Lessons of Japan's atrocities
Thursday's official ceremony in Nanjing, Jiangsu province, was the focal point for remembrance of the 1937 massacre, unleashed when the Japanese Imperial Army entered what had been the Chinese capital.
For people in this city and the rest of China, the enormous psychological scars still remain.
This does not mean that we're a nation that holds a grudge. Nanjing rolled out the welcome mat for Japanese Emperor Akihito in 1992 during the first visit to China by a Japanese monarch. He issued a statement of regret for the suffering Japan caused.
That was official recognition by Japan of what it had done to the city.
Influential right-wing politicians in Japan still deny the massacre or call the number of deaths - 300,000 - a vast exaggeration.
This does not allow for healing of the wounds that are deep in Chinese people's hearts.
The Japanese army's assault on Nanjing began 75 years ago this week. History tells that for a six-week period after the Japanese soldiers captured the city, they raped and murdered civilians and committed wholesale slaughter of Chinese prisoners of war.
Even to this day, despite eyewitness testimony from journalists and Japanese soldiers that confirms the atrocities, Japanese right-wing political parties and nationalists still consider the "Rape of Nanking" nothing more than an elaborate hoax, while Takashi Kawamura, the mayor of Nagoya, called the Japanese army's mass murders and rapes in Nanjing "conventional acts of war".

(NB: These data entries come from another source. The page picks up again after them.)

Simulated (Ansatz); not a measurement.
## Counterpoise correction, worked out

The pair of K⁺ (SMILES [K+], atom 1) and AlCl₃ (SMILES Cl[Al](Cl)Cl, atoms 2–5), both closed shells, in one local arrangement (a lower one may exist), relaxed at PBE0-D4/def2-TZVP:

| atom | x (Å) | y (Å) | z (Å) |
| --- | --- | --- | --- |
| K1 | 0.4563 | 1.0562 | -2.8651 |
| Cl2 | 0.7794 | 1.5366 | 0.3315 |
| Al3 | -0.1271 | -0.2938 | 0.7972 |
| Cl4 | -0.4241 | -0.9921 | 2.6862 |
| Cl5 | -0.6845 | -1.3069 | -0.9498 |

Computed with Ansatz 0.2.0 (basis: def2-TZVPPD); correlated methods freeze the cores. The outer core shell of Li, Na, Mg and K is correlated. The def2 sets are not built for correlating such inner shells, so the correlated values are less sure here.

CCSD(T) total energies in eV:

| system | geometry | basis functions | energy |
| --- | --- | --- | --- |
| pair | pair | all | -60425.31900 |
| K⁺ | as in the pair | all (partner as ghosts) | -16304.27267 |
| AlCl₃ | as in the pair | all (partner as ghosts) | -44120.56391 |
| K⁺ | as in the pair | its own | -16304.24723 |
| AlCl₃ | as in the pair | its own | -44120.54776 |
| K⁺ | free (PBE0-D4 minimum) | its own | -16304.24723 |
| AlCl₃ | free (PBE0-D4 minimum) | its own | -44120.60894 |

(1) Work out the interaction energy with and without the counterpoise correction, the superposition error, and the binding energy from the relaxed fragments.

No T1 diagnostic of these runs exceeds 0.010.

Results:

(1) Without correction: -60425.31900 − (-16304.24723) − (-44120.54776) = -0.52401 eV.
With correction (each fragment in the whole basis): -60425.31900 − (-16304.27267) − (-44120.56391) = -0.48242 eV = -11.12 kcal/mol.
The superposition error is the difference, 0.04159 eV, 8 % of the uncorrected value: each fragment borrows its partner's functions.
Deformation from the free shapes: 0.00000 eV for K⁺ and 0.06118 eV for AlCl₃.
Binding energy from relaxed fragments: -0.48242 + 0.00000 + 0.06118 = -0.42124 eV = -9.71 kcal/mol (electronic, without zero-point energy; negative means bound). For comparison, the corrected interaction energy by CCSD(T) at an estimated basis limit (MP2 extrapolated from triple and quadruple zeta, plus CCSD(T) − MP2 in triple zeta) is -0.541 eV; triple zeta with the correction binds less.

Japan's Education Ministry has banned Japanese history textbooks that include the Nanjing atrocities. It claims that there is no evidence supporting the Chinese claim that 300,000 people were killed in Nanjing.
Japanese censorship of school textbooks regarding the incident panders to the Japanese right-wing politicians' most disgusting tendencies toward historical revisionism.
Japan's Liberal Democratic Party leader Shinzo Abe, odds-on to be his country's next prime minister, not only paid homage this year to the Yasukuni Shrine that worships class-A war criminals, but also wants to rewrite what Japanese conservatives see as overly apologetic accounts of Japan's wartime past.
However, Japan should understand that its image and honor shouldn't be built on lies. If it wants to be accepted by the world community as Germany is, it should make such denials of war atrocities a crime, as Germany has done, instead of trying to whitewash its countrymen's massacres and rapes.
Kai Satoru, the son of a Japanese soldier who served in China, came to Nanjing for the observation of its darkest period on Thursday. "I am here to admit the crimes. They (Japanese soldiers) competed to kill people," he said.
We see conscience and a sense of right and wrong in him but not in his country.